Heat exchangers: for a multi-pass shell-and-tube exchanger, which statement about the log mean temperature difference (LMTD) is correct?

Introduction / Context:
The log mean temperature difference (LMTD) is the effective driving force for heat transfer in exchangers. Its value, when compared to common mathematical means, follows useful inequalities that help sanity-check calculations, especially for multi-pass shell-and-tube configurations.

Given Data / Assumptions:

• Two terminal temperature differences exist: ΔT1 and ΔT2, both positive.
• LMTD is defined as (ΔT1 − ΔT2) / ln(ΔT1/ΔT2).
• Arithmetic mean (AM) = (ΔT1 + ΔT2)/2; Geometric mean (GM) = sqrt(ΔT1 * ΔT2).

Concept / Approach:
Mathematical inequalities for positive numbers state: GM ≤ AM. For distinct ΔT1 and ΔT2, the logarithmic mean lies between the geometric and arithmetic means: GM ≤ LMTD ≤ AM, with strict inequalities when ΔT1 ≠ ΔT2. This remains valid for single- or multi-pass designs; multi-pass influences the correction factor but not these ordering properties.

Step-by-Step Solution:

Verification / Alternative check:
Evaluate a numerical example: let ΔT1 = 30, ΔT2 = 10. AM = 20, GM ≈ 17.32, LMTD = (20)/ln(3) ≈ 18.19, confirming GM < LMTD < AM.

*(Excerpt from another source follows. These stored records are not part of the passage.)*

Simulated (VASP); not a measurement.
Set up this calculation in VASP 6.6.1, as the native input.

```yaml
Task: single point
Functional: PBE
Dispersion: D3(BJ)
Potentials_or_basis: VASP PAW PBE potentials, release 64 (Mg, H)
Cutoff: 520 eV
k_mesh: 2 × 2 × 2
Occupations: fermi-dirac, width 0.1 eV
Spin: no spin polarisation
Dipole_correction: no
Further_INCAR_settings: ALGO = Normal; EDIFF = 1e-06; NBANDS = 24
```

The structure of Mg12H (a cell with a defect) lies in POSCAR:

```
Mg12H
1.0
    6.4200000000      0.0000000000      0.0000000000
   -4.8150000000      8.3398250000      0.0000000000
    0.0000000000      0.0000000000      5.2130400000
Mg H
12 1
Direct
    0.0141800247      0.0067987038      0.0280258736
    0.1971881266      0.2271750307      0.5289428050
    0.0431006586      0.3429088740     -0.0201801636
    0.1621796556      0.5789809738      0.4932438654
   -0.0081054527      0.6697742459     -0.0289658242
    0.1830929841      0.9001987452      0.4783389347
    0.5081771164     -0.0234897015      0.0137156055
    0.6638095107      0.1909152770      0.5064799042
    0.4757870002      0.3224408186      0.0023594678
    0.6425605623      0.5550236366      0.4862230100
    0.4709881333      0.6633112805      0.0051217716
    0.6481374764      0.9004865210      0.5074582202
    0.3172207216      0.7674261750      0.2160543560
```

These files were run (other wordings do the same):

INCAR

Why Other Options Are Wrong:

• Greater than both means: violates inequalities.
• Less than both: contradicts definitions.
• Equals AM or equals GM: equality holds only when ΔT1 = ΔT2 (degenerate case), not generally.

Common Pitfalls:
Forgetting to use a correction factor for multi-pass arrangements; mixing up the ordering of means; using negative or zero terminal differences.

Final Answer:
LMTD is less than the arithmetic mean and greater than the geometric mean.